Sunday 25 September 2011

Distancing Through Clustering Theory





Well, I took a holiday from this job I gave myself to explore personally innovative ideas. I took a holiday from that means that I have arrived in this bleak town of Brussels, started fights with different administrations and administrative comities and read nothing particularly interesting. My life is the life of everybody, minus this blog and some other projects with other people less self-disciplined than I am.
It is though funny that discipline is not ingrained in me and in most people I know. The few people I know who have a need to be active and productive are people who grew up with limited television time, and my little sister. The rest of the population is easily satisfy by a screen and talk all day long about their failed dreams of being some day famous. I think that there might be some conclusion there about the influence of the television over our lives, but I am not sure.

I am an adept of cinema and find a lot of pleasure of watching most films and I have found what makes an annoying film for me: predictability. This is why I have found in these last weeks lots of pleasure watching Film Socialism of Godard, Habemus Papam by Nanni Moretti, Outrage by Takeshi Kitano and The Housemaid by Im Sang-Soo were all great surprises for me. Of course, those are all well known controversial directors and it is just abiding by the cliché of the pseudo-intellectual for me to advise them to you.

Anyway, the idea that came up to me recently is the antagonism of the global village theory. As you probably know, most people would profess that the world is getting smaller as the phone connections, the internet, the television and the transports are getting faster. Indeed, an earthquake taking place in Kathmandu in a morning will be known to have happen in the afternoon in the rest of the world. But as much as information travels that fast, I think that we might actually see the growth of something quite opposite to a global village. I do not at this time have a name for it, but by the end of this article, I will have an epiphany.

Now why would I say something so counter-intuitive ? Well, it is just that distance is not calculated by speed. Speed is calculated by distance and time. Physical distance is, as far as we know, a component of our universe that does not change on Earth. Now time is something that is accelerating, as it is relative to our lives and we find the need to do everything quicker. Polls show that we get frustrated waiting for our computer to turn on. If time is accelerating, it means that what we are used to take one day, would actually in our mind take longer even if it takes one day. For example, we do get worried when we come back from holiday and our postcards have not arrived yet, when the post has never changed its habits we do find it slower and slower.
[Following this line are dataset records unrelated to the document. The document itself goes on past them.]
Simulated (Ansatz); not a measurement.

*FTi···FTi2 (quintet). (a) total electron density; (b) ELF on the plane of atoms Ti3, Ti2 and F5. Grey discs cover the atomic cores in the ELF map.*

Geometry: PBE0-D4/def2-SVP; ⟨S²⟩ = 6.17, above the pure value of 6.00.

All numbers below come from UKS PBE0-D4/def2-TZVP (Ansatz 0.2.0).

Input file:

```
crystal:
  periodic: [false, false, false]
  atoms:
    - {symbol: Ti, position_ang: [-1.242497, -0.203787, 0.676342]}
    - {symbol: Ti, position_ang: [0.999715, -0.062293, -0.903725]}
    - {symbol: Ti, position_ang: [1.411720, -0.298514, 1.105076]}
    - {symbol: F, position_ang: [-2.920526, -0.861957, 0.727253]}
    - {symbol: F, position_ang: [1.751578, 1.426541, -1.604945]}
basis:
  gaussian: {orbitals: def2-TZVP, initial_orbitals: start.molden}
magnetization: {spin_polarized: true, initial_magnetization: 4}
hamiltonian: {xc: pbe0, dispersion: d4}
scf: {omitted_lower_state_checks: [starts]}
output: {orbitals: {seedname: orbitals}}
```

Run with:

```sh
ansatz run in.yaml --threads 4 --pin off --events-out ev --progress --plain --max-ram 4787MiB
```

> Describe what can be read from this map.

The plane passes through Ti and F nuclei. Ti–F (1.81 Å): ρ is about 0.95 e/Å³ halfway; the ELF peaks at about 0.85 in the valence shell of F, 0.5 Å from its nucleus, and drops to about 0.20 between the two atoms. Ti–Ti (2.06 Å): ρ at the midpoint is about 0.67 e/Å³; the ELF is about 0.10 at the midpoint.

Of course, when we talk about the global village, we do not talk about physical distance, but relative distance is something quite different. Relative distance has different definitions, but I will explain it as the space created by every individuals at the moment. Which means that if you live in a city, you are closer to a lot of individuals, but you will feel more alienated from your neighbors as you do not have the same grounds for social interactions, compared to village folks who do know how to interact and what to interact about.

So as it seems that information makes it way quickly from one side of the earth to the other, you have to observe to what extent people are open to those informations. Here is another component of my theory: information saturation. Information is now distributed by individuals and institutions. More and more information is leaking out, meaning that everyday, every body has to increase its filter to see what they are willing to accept or not. As the filter gets stronger and stronger ( filtering out more and more informations) it means that the information collected will be more and more self-centered. Let's take as an example Facebook. The more friends you have, the less you hear about them all.

What we will see in the future is an increasing price for diminishing physical distance as well, which is exemplified by the rising cost of capital city's real estate price. I do not know if the price of prostitutes has risen as well, but I would not be astonished by it. We are becoming more and more individualists when we can become more connected and this is because we have not reach the balance between the outside and the inside, between in-group and out-group between aliens and friends. Uncertainty brings us always back to positions we know and we are now becoming conservatively hermits. I still haven't found the expression for the theoretical pendant to the global village. I really don't know, maybe the saturated agglomeration.